Mike Bickle, the one-time charismatic leader of the controversial Kansas City Prophets in the 1980s and 1990s, is now positioning himself to become an end-time specialist to thousands of Christian young adults around the world. He preaches an obscure interpretation of the book of Revelation, and proclaims, with a conviction of certainty, that the world is now entering an “eschatological revolution” that will lead to Jesus’ second coming within the next fifty years.

With clarity and grace, Dr. Jackson documents the Kansas City charismatic practice of 24-hour prayer and worship, and challenges Bickle’s extraordinary claim that the book of Revelation is an end-time prayer manual. Unlike most ‘got-you’ journalism, this article is a respectful appeal, inviting leaders to rethink the blind spots of apostolic millennialism, in one of the fastest growing youth movements of our time.

If you are concerned about End Time teaching diminishing our youth’s capacity to lead society into the future, Dr. Jackson’s article is a good place to start.

Yet this CRJ piece ends just where it should have begun. So here is my two cents. All of us, whether part of prophetic and intercessory movements or not, need to ask whether it is God’s will for us to truncate the horizon of the church and the next generation, as it seeks to engage the 21st century.

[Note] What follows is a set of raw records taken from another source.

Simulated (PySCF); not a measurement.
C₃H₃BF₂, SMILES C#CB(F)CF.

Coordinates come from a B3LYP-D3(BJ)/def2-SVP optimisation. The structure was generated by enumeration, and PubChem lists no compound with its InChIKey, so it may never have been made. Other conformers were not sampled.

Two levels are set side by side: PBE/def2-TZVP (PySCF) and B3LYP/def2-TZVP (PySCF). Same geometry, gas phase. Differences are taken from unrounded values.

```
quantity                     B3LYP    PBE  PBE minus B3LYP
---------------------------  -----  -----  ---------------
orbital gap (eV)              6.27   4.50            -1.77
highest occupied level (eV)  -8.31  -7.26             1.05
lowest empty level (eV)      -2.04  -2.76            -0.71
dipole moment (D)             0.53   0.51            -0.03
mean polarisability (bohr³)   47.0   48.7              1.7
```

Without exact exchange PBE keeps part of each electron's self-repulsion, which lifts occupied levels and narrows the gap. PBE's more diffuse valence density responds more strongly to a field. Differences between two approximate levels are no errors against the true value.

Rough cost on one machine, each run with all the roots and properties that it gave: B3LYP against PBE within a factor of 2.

I talk to many Baby Boomers today and they tell me stories of how when they came of age, in the 60s or 70s, they were told that Jesus was coming again soon. So they told each other, ‘don’t worry about going to college, becoming a doctor, or starting a business.’ Forty years later they now regret that short sightedness. So why should they truncate the horizon of Gen X-ers, Millennials, or Gen Y-ers, with a 20 or 50 year future, when it didn’t work for us?

Political commentators talk about generational injustice in the national debt, borrowing from our children’s credit cards. But isn’t robbing our grandchildren of their future just as self-centered?

Now that we have moved beyond the apocalyptic fervor of the Year 2000 Crisis, wisdom would say, no, not again. Let’s not confine the next generation to a sunset mentality. Let’s not put that strait-jacket on our children that the end is near. Let’s stop creating apocalyptic dramas. Let’s release the next generation with a sunrise mentality.

What we need is a whole new way of thinking forward. When St. Augustine faced the collapsing decades of the Roman Empire, he confessed, “Christ came when things were growing old, he made them new.”

With that same conviction, recently Dr. Andy Jackson began asking every missional leader he knows, “How can global Christians be transformed, and participate in transforming our world over the next 100 years?”

This has gotten me thinking. I believe that the first item of transformation must always be where Jesus started. Jesus called his contemporaries to repent, to change their mind, because God was changing the times in his day. If we are going to participate in the Great Work of our time, to help move our world from tragedy to triumph over the course of the 21st century, we have to experience this metanoia, this new mind.

God has put us here to labor, to love and to serve; not to endure to the end. We have to see the New Covenant as counting up, seeing that redemption has come in history. The Holy Spirit has been poured out. So it is time we embrace the gospel of the kingdom, not just the gospel of salvation.

Yes, Mike Bickle is right. We can’t ignore eschatology. But I add, yes, the gospel was about last things, but only to those who first heard it. The last things of that day largely dealt with the end of Jewish nationalism and the Second Temple (Matthew 24:14). Yet the gospel was also about first things, beyond the  looming Great War (C.E. 66 to 73). Those first things were about creating a new model of keeping faith from the inside out.

Peter, James and Paul saw themselves uniquely as the last generation of the Old Covenant, that was passing away. That house, that temple, that Levitical order passed away in the first century, as scripture anticipated, and history confirmed. No other generation needs to play that end-time card, because the end of the Law has come (Matthew 5:17).

So we need a whole new forward horizon, that is not bounded by apostolic millennialism. Transformation, or changing our minds about today’s Boomer narcissism is the first step. The second is then asking, how do we use this gift of forward time and forward thinking, in view of Christian stewardship? If the New Covenant today is about walking in new things, rather than last things, how do we practically do that?

This is where we need to join the generations, those behind us with those in front of us. We need to live, worship and work in a 200-year present. We need to look back 100 years and also look forward 100 years. Before the modern age people did this. They did this by locating themselves in between their grandparents and their grandchildren.

If you put yourself in the middle, and look back two generations, and then look forward two generations, you span the 200-year present. You are the prodigy of your Grandparents and Parents, and the progenitor of your Children and Grandchildren. This forms a thread of five generations that can not easily be broken. We need to restore the five-fold work of generations in our day in order to enter into the Great Work of our time.

This is what The Call, IHOP or KC prophets are missing. They are short-changing their children and their grandchildren. Like Adventists of the 19th century, they are discounting the future.

Our world may not have as much wealth as we did a year ago, but we have the wealth of forward time. No one, no matter whether they live in Kansas City or Kulua Lampur should forfeit that inheritance, that grace of God, that extends to the thousandth generation.